<Taking Back the Republic - BIND the Deep State
The Hidden Infrastructure of Voter Surveillance:Evidence of an Unlawful Relational Database Linking Ballots to Voters
Prepared by TBTR Strategies 1/4
Apr 13, 2025
Executive Summary
This report details extensive findings suggesting the unlawful construction and use of a relational database that can track ballots back to individual voters, thereby violating federal and state protections of ballot secrecy. Drawing on public records, grassroots investigations, and expert analyses, including those from Barry Wernick, Dr. Andrew Paquette, Susan Valiant, TBTR Strategies, Dr. Laura Pressley, and more, we outline a pattern of activity and system design that undermines the integrity and transparency of elections in multiple jurisdictions, including Tarrant County, Dallas County in Texas, counties like Nassau County in New York, and potentially every county using computerized voting systems to conduct elections.
I. Introduction
The secrecy of the ballot is a bedrock principle of democratic elections, mandated by both Texas and federal law. However, research conducted by multiple independent teams, compiled by TBTR Strategies, reveals an alarming pattern in which computerized voting systems—especially those employing electronic poll books (epoll books), ballot marking devices (BMDs), and integrated ballot printers—are producing ballots embedded with identifiable data linked directly to voter check-ins. These identifiers may take the form of barcodes, QR codes, access codes, or hexadecimal-style numerical tags.

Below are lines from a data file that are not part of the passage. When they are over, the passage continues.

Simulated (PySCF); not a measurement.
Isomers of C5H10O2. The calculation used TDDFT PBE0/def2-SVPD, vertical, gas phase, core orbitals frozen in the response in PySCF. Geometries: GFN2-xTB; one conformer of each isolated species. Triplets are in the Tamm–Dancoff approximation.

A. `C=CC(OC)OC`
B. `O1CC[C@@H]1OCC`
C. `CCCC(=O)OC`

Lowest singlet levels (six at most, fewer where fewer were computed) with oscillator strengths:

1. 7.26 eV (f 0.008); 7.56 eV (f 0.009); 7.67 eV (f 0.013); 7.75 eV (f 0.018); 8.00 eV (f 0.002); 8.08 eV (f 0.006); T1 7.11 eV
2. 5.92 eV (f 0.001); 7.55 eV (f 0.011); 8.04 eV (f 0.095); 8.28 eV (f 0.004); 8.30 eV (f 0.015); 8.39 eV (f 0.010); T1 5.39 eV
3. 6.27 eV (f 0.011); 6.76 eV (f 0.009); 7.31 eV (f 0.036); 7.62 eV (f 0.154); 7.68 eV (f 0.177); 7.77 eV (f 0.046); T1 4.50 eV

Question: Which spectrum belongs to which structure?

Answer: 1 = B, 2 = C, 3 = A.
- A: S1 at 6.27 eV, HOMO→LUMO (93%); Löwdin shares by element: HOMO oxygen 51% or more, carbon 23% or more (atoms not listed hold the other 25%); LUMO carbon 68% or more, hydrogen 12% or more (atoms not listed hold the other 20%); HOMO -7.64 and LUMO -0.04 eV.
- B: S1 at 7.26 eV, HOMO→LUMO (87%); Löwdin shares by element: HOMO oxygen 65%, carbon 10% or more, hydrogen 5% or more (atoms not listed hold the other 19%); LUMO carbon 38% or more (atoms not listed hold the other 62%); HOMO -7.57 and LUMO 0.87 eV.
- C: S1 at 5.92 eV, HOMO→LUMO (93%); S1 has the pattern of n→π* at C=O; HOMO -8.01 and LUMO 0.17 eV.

Through both human-readable and machine-readable formats, voter data from check-in to ballot creation is potentially being used to build a covert and unlawful relational database, allowing administrative actors or external entities with administrative access, to associate individual ballots with specific voters, in direct violation of constitutional and statutory mandates. Independent researchers report the potentially unlawful inflation and deflation of active voter rosters both pre and post-election, inconsistent vote totals between county and state reports, the facilitation and obfuscation of the replacement of electronic totals and physical ballots, and the inability to audit records to detect these issues inherent in modern computerized voting systems.